Offshore Yuan Advances for Second Week as PBOC Steps Up DefenseBloomberg News
China has no intention of devaluing currency: vice president
Government will allow only gradual decline: Bank of East Asia
The offshore yuan rose for a second week after Chinese authorities stepped up their defense of the currency amid capital outflows and a slowing economy.
The central bank said Monday it will impose reserve-requirement ratios on yuan deposited onshore by overseas financial institutions from Jan. 25, a move that may increase the cost of short-selling the currency. China has no intention of devaluing the yuan and fluctuations in the exchange rate are a result of market forces, Vice President Li Yuanchao said on Thursday. Asia’s largest economy expanded the least since 2009 last quarter and the Shanghai Composite Index of stocks is down 18 percent this year.

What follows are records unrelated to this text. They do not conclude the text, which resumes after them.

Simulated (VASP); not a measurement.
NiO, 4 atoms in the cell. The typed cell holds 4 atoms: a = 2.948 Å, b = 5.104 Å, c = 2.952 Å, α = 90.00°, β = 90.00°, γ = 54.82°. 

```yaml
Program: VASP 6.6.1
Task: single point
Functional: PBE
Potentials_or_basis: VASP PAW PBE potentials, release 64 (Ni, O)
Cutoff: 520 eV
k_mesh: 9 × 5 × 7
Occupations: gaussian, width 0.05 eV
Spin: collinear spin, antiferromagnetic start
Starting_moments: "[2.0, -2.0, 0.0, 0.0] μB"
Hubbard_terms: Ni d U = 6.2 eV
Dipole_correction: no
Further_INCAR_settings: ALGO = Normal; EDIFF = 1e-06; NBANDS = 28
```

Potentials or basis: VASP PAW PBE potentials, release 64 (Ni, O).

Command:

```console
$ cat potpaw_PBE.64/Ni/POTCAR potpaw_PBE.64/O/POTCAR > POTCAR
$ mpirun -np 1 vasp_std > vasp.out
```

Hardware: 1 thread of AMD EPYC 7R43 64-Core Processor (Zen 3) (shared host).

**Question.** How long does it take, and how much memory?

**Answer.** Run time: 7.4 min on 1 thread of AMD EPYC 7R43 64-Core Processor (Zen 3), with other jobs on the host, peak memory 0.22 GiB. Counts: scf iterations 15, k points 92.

"Chinese authorities won’t let the yuan devalue sharply because that will hamper the currency’s internationalization and exacerbate capital outflows," said Kenix Lai, a foreign-exchange analyst at Bank of East Asia Ltd. in Hong Kong. "Even though China’s economy is going downhill, the government will only allow the yuan to weaken slowly as it uses its foreign-exchange reserves to stabilize the exchange rate."
The yuan traded in Hong Kong gained 0.11 percent this week and dropped 0.04 percent on Friday to 6.6063 a dollar as of 4:04 p.m. London time, data compiled by Bloomberg show. The currency rose 0.09 percent from Jan. 15 in Shanghai and was little changed on Friday at 6.5785. The monetary authority strengthened its reference rate, which the onshore yuan can trade as much as 2 percent either side of, by 0.1 percent this week to 6.5572.
A Bloomberg replica of a new yuan index, which is composed of 13 currencies and published by the China Foreign Exchange Trade System, advanced 0.2 percent this week to 100.66, trimming this year’s loss to 0.7 percent. Ma Jun, chief economist at the PBOC’s research bureau, said last week that the yuan will be more stable against a basket of currencies but become more volatile versus the greenback as China reforms it foreign-exchange system.
The reserve ratio required by the People’s Bank of China will be the same as the 17.5 percent applied on big mainland lenders, according to people familiar with the matter. The move came after the monetary authority intervened repeatedly in the offshore market, draining liquidity in Hong Kong and pushing the interbank lending rates for the currency to record highs.
Some Shanghai banks have askedbranches to check whether individuals sent foreign-currency abroad by breaking up their purchases into smaller transactions and will take punitive action if violations are discovered, according to people familiar with the matter.
Chinese banks sold a net 568.3 billion yuan ($86.4 billion) of overseas currencies to their clients last month, the State Administration of Foreign Exchange said on its website Thursday. That’s a sixth consecutive month of net selling and more than twice the amount in November. China’s foreign-exchange outflows rose to $97 billion in December from $39 billion a month earlier, Goldman Sachs Group Inc. economists led by Hong Kong-based MK Tang wrote in a note on Friday.
Outflow pressure eased in the last quarter and cross-border capital flow risks are controllable, SAFE said Thursday. China’s foreign-exchange reserves, which dropped by a record $108 billion to $3.33 trillion in December, are ample and are a buffer against external shocks, according to the regulator.